Researchers Neil Gandal, JT Hamrick, Tyler Moore, and Tali Oberman published “Price Manipulation in the Bitcoin Ecosystem,” a paper describing how fraudulent activity likely influenced trading activity leading to increased BTC-USD exchange rates in 2013.

Their paper specifically analyzed suspicious activity on the (since shut down) Mt. Gox Bitcoin currency exchange. Mt. Gox used to be the hotshot for crypto exchange, with over seventy percent of worldwide bitcoin transactions taking place on its platform.

Late in 2013, the USD-BTC exchange rate spiked from around $150 to over $1000 in two months. There was also a period where over 600,000 Bitcoins valued at $188 million were acquired fraudulently.

Former CEO Mark Karpelès worked super hard to cover up the fraudulent activity, but Mt. Gox eventually met its Mount Doom and shut down in 2014.

According to the research, on days where suspicious activity took place, the exchange rate rose an average of four percent a day. Analysis shows that the exchange rate declined on days without suspicious trading activity.

Price manipulation was due in part to how thin the crypto market was in 2013. At the time, only around 80 cryptocurrencies were around compared to over 843 today. This made the market more susceptible to price manipulation.

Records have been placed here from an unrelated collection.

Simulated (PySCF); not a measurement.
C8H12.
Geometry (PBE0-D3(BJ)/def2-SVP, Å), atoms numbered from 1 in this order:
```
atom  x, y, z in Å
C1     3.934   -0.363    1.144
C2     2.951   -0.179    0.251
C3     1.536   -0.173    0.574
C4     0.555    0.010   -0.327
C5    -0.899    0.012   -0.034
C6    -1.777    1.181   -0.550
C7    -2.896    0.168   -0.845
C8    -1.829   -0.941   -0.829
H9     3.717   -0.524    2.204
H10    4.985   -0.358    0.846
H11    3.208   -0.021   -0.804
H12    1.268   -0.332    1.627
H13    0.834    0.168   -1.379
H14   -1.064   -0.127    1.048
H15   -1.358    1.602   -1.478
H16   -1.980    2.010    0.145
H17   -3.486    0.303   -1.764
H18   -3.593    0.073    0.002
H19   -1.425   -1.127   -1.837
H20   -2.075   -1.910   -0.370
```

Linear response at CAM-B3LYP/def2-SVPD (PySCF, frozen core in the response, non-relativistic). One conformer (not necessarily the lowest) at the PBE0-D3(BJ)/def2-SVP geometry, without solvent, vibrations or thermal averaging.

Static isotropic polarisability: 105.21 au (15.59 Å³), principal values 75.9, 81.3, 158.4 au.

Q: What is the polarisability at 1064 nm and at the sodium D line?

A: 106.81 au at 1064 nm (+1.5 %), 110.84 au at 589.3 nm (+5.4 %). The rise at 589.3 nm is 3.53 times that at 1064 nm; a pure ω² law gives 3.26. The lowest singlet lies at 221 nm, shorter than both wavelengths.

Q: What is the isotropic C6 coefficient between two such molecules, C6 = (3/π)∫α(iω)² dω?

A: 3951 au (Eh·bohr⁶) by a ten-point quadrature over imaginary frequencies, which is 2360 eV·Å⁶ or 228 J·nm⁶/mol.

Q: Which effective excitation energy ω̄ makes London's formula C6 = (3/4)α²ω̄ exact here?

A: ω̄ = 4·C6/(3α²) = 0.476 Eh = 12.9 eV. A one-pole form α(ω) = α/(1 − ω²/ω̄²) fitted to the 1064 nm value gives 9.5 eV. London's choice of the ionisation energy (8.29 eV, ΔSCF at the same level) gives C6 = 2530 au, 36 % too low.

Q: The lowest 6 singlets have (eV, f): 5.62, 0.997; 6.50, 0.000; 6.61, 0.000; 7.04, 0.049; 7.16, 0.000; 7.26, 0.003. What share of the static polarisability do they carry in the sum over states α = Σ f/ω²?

Fraudulent activity was primarily attributed to Markus and Willy, two bots that appeared to be performing valid trades. However, the bots didn’t own the bitcoin they were using, so all the trades were fake.

When Mt. Gox was hacked and millions of dollars of Bitcoin were stolen, it was due to bots creating fake trades and artificially increasing BTC pricing.

The high volume of trades signaled heavy trading activity, driving up the exchange rate on Mt. Gox. The platform profited greatly from transaction fees from legitimate, non-bot trades. But even without fraudulent activity, exchanges were higher on days these bots were active.

Although it’s alarming that bots potentially jacked up prices, better security systems are set in place for crypto exchange now.

Blockchain keeps users responsible by keeping a record of anyone who changes or updates any element of a crypto transaction.

So while theoretically crypto pricing can still be manipulated, it’s a bit more difficult with the checks blockchain puts in place to identify all users and activity. It’s still worth staying vigilant though, because even with blockchain in place, cryptocurrency markets are not regulated.

This story originally ran on January 22, 2018.